What is Claim Settlement Ratio and why does it matter?
One of the most important things that an individual can have in today’s age is an insurance policy. Unfortunate events or circumstances might fall upon an individual at any time. Although it is not possible to know in advance when these events might happen, it is useful to have a contingency plan in case such an event arises. An insurance policy helps by providing the necessary financial assistance if an unforeseen event leads to loss or damage to life or property.
What is Claim Settlement?
When an individual takes life insurance, they take it with the hope that the beneficiaries of the policy will receive the benefits in the case of the insured individual’s death. In some cases, the insurance company might reject the insurance.
The ratio of the number of claims paid against the number of claims filed is known as the claim settlement ratio. The higher this ratio is, the more beneficial it is for the insurance company. A high claim settlement ratio indicates the solvency and credibility of the insurance company. Before taking life insurance, it is necessary for an individual to check and go through the claim settlement ratio of an insurance company.
Why Claim Settlement Ratio Matters
The Insurance Regulatory and Development Authority (IRDA) releases the claim settlement ratio of every insurance company each year. To ensure successful claim settlement, selecting an insurance company with a high claim settlement ratio is useful. An individual can make informed decisions and select the right policy by considering the claim settlement ratio.
Importance of Claim Settlement Ratio
Here is why Claim Settlement Ratio is important
Reliability of Insurer
Claim Settlement Ratio is important because it is an indicator of an insurer’s reliability. The higher the claim settlement ratio, the more stable and reliable the insurer is said to be. It is also an indicator of an insurance company’s solvency. To get insurance benefits, you need to pay premiums. Therefore, it is important that you select an insurance company that is not only reliable but also solvent and financially stable. The claim settlement ratio is a valuable factor that should be considered.
Assures financial stability
To receive the benefits and financial aid after the passing of the insured individual, the family has to file a claim with the insurance company. There are chances that the insurance company might reject the claim. In order to make sure that such a situation does not take place, an individual should select an insurance company with a high claim settlement ratio. This will ensure that the claims filed are settled and the beneficiaries of the policy receive the assured sum.
Process of Claim Settlement
The process of claim settlement involves 4 main steps.
- The first step involves providing a written intimation to the insurer containing the details of the insured, the policy number, etc. This needs to be done as soon as possible to register the claim.
- Once the insurer is intimated bout the deceased, the beneficiaries need to submit the necessary documents like the death certificate, post-mortem report, FIR, etc. which might be required too.

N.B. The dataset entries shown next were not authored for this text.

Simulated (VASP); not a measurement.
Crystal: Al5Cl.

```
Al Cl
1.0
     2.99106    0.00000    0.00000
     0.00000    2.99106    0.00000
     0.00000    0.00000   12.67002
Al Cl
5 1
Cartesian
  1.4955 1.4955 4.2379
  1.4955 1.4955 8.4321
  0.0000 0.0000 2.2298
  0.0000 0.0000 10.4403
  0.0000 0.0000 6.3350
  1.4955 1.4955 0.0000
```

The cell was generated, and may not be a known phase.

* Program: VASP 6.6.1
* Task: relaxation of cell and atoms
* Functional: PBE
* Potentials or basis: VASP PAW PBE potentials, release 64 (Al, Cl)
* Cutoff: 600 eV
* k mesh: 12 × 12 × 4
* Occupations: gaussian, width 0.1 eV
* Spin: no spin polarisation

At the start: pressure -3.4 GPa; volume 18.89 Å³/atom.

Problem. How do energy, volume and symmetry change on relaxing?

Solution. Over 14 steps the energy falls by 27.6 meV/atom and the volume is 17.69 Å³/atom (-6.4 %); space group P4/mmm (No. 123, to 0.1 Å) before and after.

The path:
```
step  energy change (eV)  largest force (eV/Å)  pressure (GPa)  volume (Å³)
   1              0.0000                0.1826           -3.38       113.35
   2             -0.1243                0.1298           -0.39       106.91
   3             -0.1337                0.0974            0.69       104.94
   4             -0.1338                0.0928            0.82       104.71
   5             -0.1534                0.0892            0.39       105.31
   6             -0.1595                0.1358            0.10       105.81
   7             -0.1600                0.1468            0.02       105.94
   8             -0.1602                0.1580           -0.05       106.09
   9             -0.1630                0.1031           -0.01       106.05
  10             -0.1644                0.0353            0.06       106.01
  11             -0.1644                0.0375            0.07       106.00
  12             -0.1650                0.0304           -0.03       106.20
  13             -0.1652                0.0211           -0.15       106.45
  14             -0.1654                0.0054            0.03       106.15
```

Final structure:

- In order to ensure quick claim settlement, all the documents should be submitted quickly. Once all the necessary documents have been submitted, the insurer can make a decision about the claim.
- The insurance company has to settle a claim within 30 days of receiving the documents. The insurance company may order an investigation within this period to verify the claim.
The claim settlement ratio is an important factor that can help you make crucial decisions regarding your insurance policy. Any individual should carefully consider the claim settlement ratio along with other factors while purchasing an insurance policy.
What is a good claim settlement ratio?
A claim settlement ratio higher than 80% is considered to be good.
What is the importance of insurance claims?
Insurance claims are important as they help in providing financial assistance to your loved ones or beneficiaries in the case of an unforeseen event.